Wednesday, April 1, 2009

"... Arab irrelevance..."

Marc Lynch in FP, here

 "...Meanwhile, Hosni Mubarak has now skipped two summits in a row, without even bothering to provide an official explanation (even if his efforts to convince others to stay away failed miserably).  Jordan's King Abdullah reportedly went home early because he was upset that he wasn't met by the Emir at the airport (of such stuff is high politics made in the Arab world).  Much of the summit was overshadowed by the pyrotechnics between Moammar Qaddafi and Saudi Arabia's King Abdullah, and the Qatari Emir's efforts to smooth over the public spat.  Iraqi Prime Minister Nuri al-Maliki seems to have gone home empty-handed after the Saudi King refused to meet with him, nobody agreed to cancel debt, and the vacuous official statement declined to include boilerplate praise for improved Iraqi security or democracy. Hamas issued a statement complaining that the Summit did nothing for the Palestinians and ignored the threat posed by Netanyahu.  (And that's not even getting into the support for Omar Bashir, which I'll write more about later.)

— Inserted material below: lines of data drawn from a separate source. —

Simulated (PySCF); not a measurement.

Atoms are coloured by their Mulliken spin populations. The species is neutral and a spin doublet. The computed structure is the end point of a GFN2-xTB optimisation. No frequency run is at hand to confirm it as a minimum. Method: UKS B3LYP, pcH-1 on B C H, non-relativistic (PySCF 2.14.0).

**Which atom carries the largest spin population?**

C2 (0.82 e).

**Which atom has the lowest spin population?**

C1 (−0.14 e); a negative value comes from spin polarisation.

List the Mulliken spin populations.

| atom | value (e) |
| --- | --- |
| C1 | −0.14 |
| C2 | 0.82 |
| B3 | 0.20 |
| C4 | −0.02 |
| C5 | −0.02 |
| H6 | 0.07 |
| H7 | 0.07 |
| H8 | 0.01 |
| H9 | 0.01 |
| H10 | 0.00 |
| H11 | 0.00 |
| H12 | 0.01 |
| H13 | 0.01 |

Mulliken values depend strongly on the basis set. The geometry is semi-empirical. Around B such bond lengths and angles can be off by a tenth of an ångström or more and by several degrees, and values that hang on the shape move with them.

 Above all, the Doha summit simply punted on all of the major issues facing the region. No effort was made to deal with Palestinian divisions, as Hamas was kept away.  No effort was made to deal with disagreements over Iran, as Ahmedenejad was kept away out of deference to Saudi and other Gulf sensibilities and Iranian issues were kept out of the final statement. No real effort was made to overcome the persistent gap between the moderate and resistance camps, despite all of those efforts for the last two months.  Perhaps the problem, as one Palestinian columnist argued, was that the Summit tried to get reconciliation without addressing the substantive differences... leading to inevitable failure.  But what's more telling than the failure is the lack of evidence that there was even much effort. 

 It's unlikely that Arab summits will actually be abolished, of course. They play a symbolic role and are well-institutionalized.  But at the same time, their significance and relevance may well be in steep decline. The wider Arab public is simply disgusted with the whole affair, and takes the summit's failure as just one more example of the irrelevance and impotence of the official Arab order.  Qatar itself shifted smoothly from the desultory one-day Arab summit to a festive Arab-Latin American summit featuring Hugo Chavez.  The growing role of non-Arab powers in the region -- especially Iran and Turkey, along with Israel and the U.S. -- along with the chronic inability of the Arabs to unify their ranks contributes to a sense of Arab irrelevance..."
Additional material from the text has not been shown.